Reviews

Second Novel Syndrome hits Liebenberg hard

The West Rand Jive Cats Boxing Club by Lauren Liebenberg. Virago Press, 2011.

Writing a second novel is a famously daunting experience, so much so that they’ve even named a syndrome after it — Second Novel Syndrome, or SNS. Audience expectations run high, especially when a writer is following up an outstanding debut. No wonder so many authors succumb to the pressure.

The Voluptuous Delights of Peanut Butter and Jam was always going to be a tough act to follow. Lauren Liebenberg’s debut novel took critics and readers by storm, culminating in its shortlisting for the Orange Prize for New Writers in 2008. While it was praised as “full-flavoured” (Independent), “outstanding” (Daily Mail), “excellent and unsettling” (Guardian), the follow-up novel has garnered more guarded praise.

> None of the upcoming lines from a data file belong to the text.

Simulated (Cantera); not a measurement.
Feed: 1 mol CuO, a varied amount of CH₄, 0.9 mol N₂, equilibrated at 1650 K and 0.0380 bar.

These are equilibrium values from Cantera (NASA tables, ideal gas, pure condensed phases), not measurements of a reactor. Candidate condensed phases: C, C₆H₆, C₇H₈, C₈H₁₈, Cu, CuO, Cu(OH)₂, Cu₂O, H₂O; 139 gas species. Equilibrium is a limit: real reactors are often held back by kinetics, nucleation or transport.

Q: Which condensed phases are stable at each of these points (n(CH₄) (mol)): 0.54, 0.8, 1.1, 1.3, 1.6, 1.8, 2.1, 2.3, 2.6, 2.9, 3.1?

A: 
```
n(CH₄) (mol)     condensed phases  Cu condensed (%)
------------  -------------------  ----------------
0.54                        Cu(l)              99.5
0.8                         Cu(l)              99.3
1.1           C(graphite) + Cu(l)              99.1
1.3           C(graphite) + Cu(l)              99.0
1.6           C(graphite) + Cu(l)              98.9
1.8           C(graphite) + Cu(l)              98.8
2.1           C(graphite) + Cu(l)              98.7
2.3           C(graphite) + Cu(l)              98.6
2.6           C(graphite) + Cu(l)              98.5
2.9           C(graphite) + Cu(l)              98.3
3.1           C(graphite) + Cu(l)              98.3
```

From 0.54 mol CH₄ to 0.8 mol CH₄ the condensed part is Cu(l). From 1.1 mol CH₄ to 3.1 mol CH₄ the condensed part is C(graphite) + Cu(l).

Liebenberg is developing a penchant for striking titles which seem, at first glance, impossible to remember. The West Rand Jive Cats Boxing Club is a mouthful. It is much more revealing about the novel’s content, though, than The Voluptuous Delights of Peanut Butter and Jam. Set in the late 1950s poor-white mining compounds surrounding Johannesburg, The West Rand Jive Cats Boxing Club tells the story of Tommy and Chris, two friends entering the precarious period of puberty. To escape the harsh realities of their homes – Tommy’s psychopathic and abusive father, his neglectful mother, and Chris’s less violent but also overbearing father – the two youngsters roam the West Rand with their school friends in search of adventure.

Their passion is rock ’n roll and boxing, their heroes Elvis and Little Richard. Boxing coach Jock McGinty and his side-kick, Doc, are next in line for heroic status. When Tommy and Chris are not preparing for their first fight in the Southern Transvaal Junior Championship or the upcoming Krugersdorp Junior Jive Contest, for which Chris has entered on the spur of the moment, the boys test the limits of their courage. Of the two, Tommy seems tougher and more daring, always searching for yet another adrenaline kick. With a growing sense of apprehension Chris observes a dangerous recklessness creeping into Tommy’s behaviour as his father’s violence pushes him closer and closer to the edge.

On the night of the championship, which is also the night of the Junior Jive contest, Tommy’s little sister Cece vanishes. As a result, Chris and Tommy have to face entirely different rites of passage. A horrific chain of events alters their lives forever.

The West Rand Jive Cats Boxing Club is divided into two parts. The first takes us up to the events of that fateful night and its immediate aftermath. The second, more of an epilogue than a substantial part of the novel in its own right, narrates the long-term effects of the choices Tommy and Chris made in 1958. The book could have done without this awkward, gloomy anti-climax, which squeezes Chris’s life into a few paragraphs.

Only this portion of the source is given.